I believe, exposure to liberal arts plays very important role in personality building. In the today’s fast, taxing and stressful professional/ work routine liberal arts provide much required solace and rejuvenation to a human being. Engaging yourself in a hobby or practice of art is engrossing and makes you forget your day to day stresses.

We tend to look at and draw inspiration from the developed world. In this process we adapt many bad things of the developed world and ignore many good things. It is common in the developed world to spend the weekend at a picnic spot. The picnic is arranged keeping in mind main activity that is always related to some liberal art or serious hobby. Citizens take great pride in their hobbies and activities related to Art from they like and practice.

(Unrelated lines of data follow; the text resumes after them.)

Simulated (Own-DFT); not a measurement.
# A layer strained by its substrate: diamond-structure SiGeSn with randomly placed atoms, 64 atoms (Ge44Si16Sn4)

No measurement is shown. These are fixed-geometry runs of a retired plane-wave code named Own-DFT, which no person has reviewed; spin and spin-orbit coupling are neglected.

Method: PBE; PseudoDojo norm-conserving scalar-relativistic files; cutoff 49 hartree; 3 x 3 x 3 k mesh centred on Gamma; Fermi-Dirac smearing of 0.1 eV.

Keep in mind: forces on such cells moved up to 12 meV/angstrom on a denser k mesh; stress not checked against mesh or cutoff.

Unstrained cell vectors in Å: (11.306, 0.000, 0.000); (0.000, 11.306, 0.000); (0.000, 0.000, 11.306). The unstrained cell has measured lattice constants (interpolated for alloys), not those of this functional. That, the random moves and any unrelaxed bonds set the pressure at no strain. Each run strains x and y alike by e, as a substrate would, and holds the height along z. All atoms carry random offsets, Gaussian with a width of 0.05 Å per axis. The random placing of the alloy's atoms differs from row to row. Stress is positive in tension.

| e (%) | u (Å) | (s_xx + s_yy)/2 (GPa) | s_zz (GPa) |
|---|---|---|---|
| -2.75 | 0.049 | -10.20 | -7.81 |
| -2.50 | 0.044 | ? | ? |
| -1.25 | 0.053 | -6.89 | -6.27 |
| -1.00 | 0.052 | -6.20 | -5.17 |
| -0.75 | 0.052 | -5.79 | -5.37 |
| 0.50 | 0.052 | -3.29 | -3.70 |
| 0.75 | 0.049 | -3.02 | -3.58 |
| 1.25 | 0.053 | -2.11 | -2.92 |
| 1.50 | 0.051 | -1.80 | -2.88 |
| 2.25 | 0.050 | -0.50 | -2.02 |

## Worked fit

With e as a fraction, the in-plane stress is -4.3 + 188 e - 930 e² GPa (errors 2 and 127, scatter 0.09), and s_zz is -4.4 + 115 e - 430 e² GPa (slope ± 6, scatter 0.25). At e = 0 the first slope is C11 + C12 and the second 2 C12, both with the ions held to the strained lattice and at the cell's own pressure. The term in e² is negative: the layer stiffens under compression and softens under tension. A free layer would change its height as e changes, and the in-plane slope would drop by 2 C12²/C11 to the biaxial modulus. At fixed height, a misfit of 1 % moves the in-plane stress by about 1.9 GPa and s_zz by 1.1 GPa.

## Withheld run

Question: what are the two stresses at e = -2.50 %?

It is essential that our great educationists and school managements take a fresh, unbiased look at school education upto +2 level and attempt to make it more balanced and aiming to make good citizen.

Sunday, January 3, 2010

ability to question

Our school education system maims our students throughout this 12 years ordeal. Students are discouraged to ask questions. If one dares, he/she is ridiculed by the teacher in front of the class. May be the ridiculed student still continues asking questions but the whole episode discourages many other classmates, who witness the event, from asking questions fearing embarrassment they might have to face if teacher ridicules their question. To very great extent parents also contribute to this phenomenon in the similar manner.

There are many reasons for this behavior of teachers. Possibly they do not have enough time at hand to devote to question answer sessions. They have to deliver too much in too little time. Other possibility is the teacher does not know the answer and is reluctant to accept his ignorance.

The ability to question is very important for an Architect. Unless you question you cannot possibly search for answers. If there is no search for answers, there is no research. If there is no research there is no innovation, no evolution and there cannot be any transformation. Building up a question is also important process. In fact, one must be formally taught as to how to develop a question. One needs to build an ability to critically review the situation and question the right or wrong.